The house is built of brick and brownstone. It sits in the center of Lenox, just past the Town Hall, and looks out over a wide lawn. Sarah Morgan, the sister of J. P. Morgan, and her husband had it built in 1893 as a summer house, and they named it for strong winds.

And it was vast — 28 rooms, 15 bedrooms 17 fireplaces … It had a three-story great hall and a library, and when it was new it laid claim to a bowling alley and a landscaped garden of 26 acres.

Venfort Hall was built as one of the Berkshire ‘Cottages,’ 75 mansions in Lenox and Stockbridge where the scions of new York and Boston would come in summer and fall to escape the city. Edith Wharton built hers (the Mount) just up the road and wrote many of her best-known novels there.

These wealthy summer people came into what was then a working community of glass factories, paper mills and marble quarries. Locals also often worked seasonally in the big houses as gardeners and cooks, maids and grooms.

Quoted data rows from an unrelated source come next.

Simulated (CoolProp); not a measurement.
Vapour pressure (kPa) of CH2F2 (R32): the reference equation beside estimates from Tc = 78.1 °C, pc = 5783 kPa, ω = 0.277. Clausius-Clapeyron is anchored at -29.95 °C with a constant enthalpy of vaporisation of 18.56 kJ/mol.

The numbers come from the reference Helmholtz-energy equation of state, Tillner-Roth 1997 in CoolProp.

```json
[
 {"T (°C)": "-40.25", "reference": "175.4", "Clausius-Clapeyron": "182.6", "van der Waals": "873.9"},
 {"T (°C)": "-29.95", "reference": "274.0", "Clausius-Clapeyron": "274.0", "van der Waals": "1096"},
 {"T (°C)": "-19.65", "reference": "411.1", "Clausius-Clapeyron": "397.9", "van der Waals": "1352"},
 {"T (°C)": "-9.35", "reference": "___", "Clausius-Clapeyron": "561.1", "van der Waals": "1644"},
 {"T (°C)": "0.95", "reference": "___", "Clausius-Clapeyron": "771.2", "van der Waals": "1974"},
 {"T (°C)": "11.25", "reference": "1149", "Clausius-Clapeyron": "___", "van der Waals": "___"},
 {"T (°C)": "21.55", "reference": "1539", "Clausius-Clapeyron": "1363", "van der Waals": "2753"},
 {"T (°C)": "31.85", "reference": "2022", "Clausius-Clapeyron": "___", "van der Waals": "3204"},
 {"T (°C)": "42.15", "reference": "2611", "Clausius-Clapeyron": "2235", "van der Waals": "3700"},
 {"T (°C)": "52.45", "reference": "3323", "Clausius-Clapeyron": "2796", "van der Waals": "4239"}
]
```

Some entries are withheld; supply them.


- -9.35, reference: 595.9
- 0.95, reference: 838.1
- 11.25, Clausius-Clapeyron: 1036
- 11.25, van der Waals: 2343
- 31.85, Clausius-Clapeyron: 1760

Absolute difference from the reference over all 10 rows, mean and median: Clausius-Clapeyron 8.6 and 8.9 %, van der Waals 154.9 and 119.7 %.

Today, Ventfort Hall has been restored in detail and holds the Museum of the Gilded Age — America in the 1870s to 1900. Mark Twain and his neighbor, Charles Dudley Warner, invented that name for the years after the Civil War. It was an era of millionaires and railroads, industrialization and immigration.

The house is listed on the National Register of Historic Places, and in the mid-1990s, a local preservation group formed to save and restore it. Today they hold tours and events year-round.